I am reading Tu's book "An Introduction to Manifolds" and I have a question related to Taylor's theorem with remainder (which is not related to this post: Taylor's theorem with remainder). So, apparently the theorem states that there exist functions $g_1(x),...,g_n(x)\in C^{\infty}(U)$, such that $$f(x)=f(p)+\sum_{i=1}^n(x^i-p^i)g_i(x),\ \ g_i(p)=\frac{\partial f}{\partial x^i}(p)$$ for a $C^{\infty}$ function $f$ on an open subset $U$ of $\mathbb{R}^n$ star shaped with respect to a point $p=(p^1,...,p^n)$.
From this statement, I understand that any function that is $C^{\infty}$ on any star shaped open set of $\mathbb{R^{n}}$ can be approximated by the value of the function at the point $p$ plus first order corrections that are in agreement with the Taylor expnansion (or at least with the first term of the Taylor expansion) of the same function $f$ if it were analytic in the star shaped open set. So, no corrections that are of order $\mathcal{O}[(x^i-p^i)(x^j-p^j)]$ (i.e. second order) or beyond.
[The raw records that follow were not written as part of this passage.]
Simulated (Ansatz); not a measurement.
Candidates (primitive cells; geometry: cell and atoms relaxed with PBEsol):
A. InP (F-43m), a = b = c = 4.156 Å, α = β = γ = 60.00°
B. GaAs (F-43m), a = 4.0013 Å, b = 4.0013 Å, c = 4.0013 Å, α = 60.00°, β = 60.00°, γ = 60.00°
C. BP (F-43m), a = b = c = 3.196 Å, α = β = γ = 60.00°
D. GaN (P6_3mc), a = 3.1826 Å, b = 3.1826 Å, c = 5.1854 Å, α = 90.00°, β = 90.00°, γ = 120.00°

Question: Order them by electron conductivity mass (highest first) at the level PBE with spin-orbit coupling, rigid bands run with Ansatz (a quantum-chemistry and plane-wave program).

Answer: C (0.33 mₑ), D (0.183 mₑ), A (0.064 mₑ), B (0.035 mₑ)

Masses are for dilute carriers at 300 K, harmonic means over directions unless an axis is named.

However, right after stating the Taylor's theorem with remainder and right after proving it, the author proceeds in claiming that when the dimensionality is $n=1$ and the point is $p=0$, the function $f$ admits corrections that are beyond the first order, i.e. $$f(x)=f(0)+g_1(0)x+g_2(0)x^2+...+g_i(0)x^i+g_{i+1}(x)x^{i+1}$$ So, f(x) can be expanded as a polynomial with terms that are in agreement with Taylor's series. What am I missing here? Isn't this the same as saying that the function $f$ is real-analytic? If not, how is it different?
Any help will be appreciated. Thanks!